Monday, September 19, 2011

N O V A - InverT Theory (2011)

Hailing from San Francisco, electronic metal two piece N O V A are ambitious. Looking to fuse the grinding guitars of metal with a more futuristic approach, Chazz McConnell and Max Seeman have united in their vision. The first of two albums, "Invert Theory" has been described by its creators as sounding like "stars exploding." And with this seven track offering, they seek to bring outer space into your speakers. Astronaut food, anyone?

The opening moments of the title track, "Invert Theory," may have you thinking you stumbled into another techno/metal mash-up. But as the distortion chugging takes the reigns, the electronic influences fade to the background, forming another layer of sound. The track has a clear evolution, building upon the expansive guitar sounds. A short piano melody kicks things into a different gear, with the chord delivery becoming more intricate. A fiery solo played on top of the thunder of double kicks is a view of what is to come. The industrial metal battery of "Ley-Lines" takes over for a drawn out seven minutes. The constant tempo changes and cross-fading of sounds may become off-putting, but the energy of the guitar work should more than make up for the overuse of production trickery. But a track so ambitious manages to sound repetitive and forced at times, with little variation until the forth minute. And a Weather Channel style section does little to salvage any momentum for the last bursts of guitar. The final minute, in fact, may remind you more of an alien abduction than a metal track.

A brief interlude track, "Cronomicon," treads dangerously into the waters of house metal. The drum and bass beats become the focus too easily, and do a disservice to the guitar work. The theme continues into the opening measures of "Rift," combining futuristic sounds with mechanical guitar effects into a space age metal hybrid. The major victory is in the body of the track, where guitars hit those deep, rich chords in a tangled chugging and picking whirlwind. There is nothing overly complicated or inventive to be had, but there is nothing wrong with solid fretwork. This is one of the more complete offerings on the album, despite its electronic tendencies. Another interlude, the two minute "Sephricon," could have come straight out of a Transformers movie, with synthesizers taking a strangle hold on the last remaining metal instrumentation.

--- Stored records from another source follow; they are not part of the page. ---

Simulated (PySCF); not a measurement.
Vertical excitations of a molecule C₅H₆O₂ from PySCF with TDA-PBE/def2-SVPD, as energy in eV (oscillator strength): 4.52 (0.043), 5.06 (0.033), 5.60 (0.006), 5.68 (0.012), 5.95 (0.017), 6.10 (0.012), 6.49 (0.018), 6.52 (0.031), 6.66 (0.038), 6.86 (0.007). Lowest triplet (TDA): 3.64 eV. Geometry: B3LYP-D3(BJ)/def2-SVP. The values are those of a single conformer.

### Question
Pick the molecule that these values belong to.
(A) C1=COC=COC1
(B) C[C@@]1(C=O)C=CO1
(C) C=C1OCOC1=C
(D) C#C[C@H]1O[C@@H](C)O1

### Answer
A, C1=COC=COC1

What progress was lost there is sought to be regained on "Shard," which is finally the guitar heavy track the album has been building towards. They waste no time getting to the meat of the track, with flurries of double kick drums throbbing through your speakers as guitars intertwine in distorted glory. The wall of sound has finally been built, with solid layers of guitar, drums and keys crushing down on you. The length of the track is the only minor weakness, choosing to pad out nearly six minutes instead of a dominating four and a half or five. The closer, "Entra Nova," may piss away nearly a minute with ambient sounds, but immediately grabs your attention back with each downbeat. Some softer plucking takes the lead, before an aggressive buildup enters. The distant voice of astronauts can be heard over the music, igniting the soulful solo that the album needed. It is this combination of smooth and crunchy that is the overlying strength of the band. Even a space age outro can't stop them now.

In a seven track offering, every minute counts. And for N O V A, they let a few too many slip through their fingers. "Invert Theory" is an album full of metal potential, but leans on the electronica crutch a few too many times. The strongest moments on this record come when the guitars are fierce, and the beats are providing an assist. If they can dial back the futuristic love affair and find some sort of balance, N O V A will leap to the forefront of the new industrial metal movement.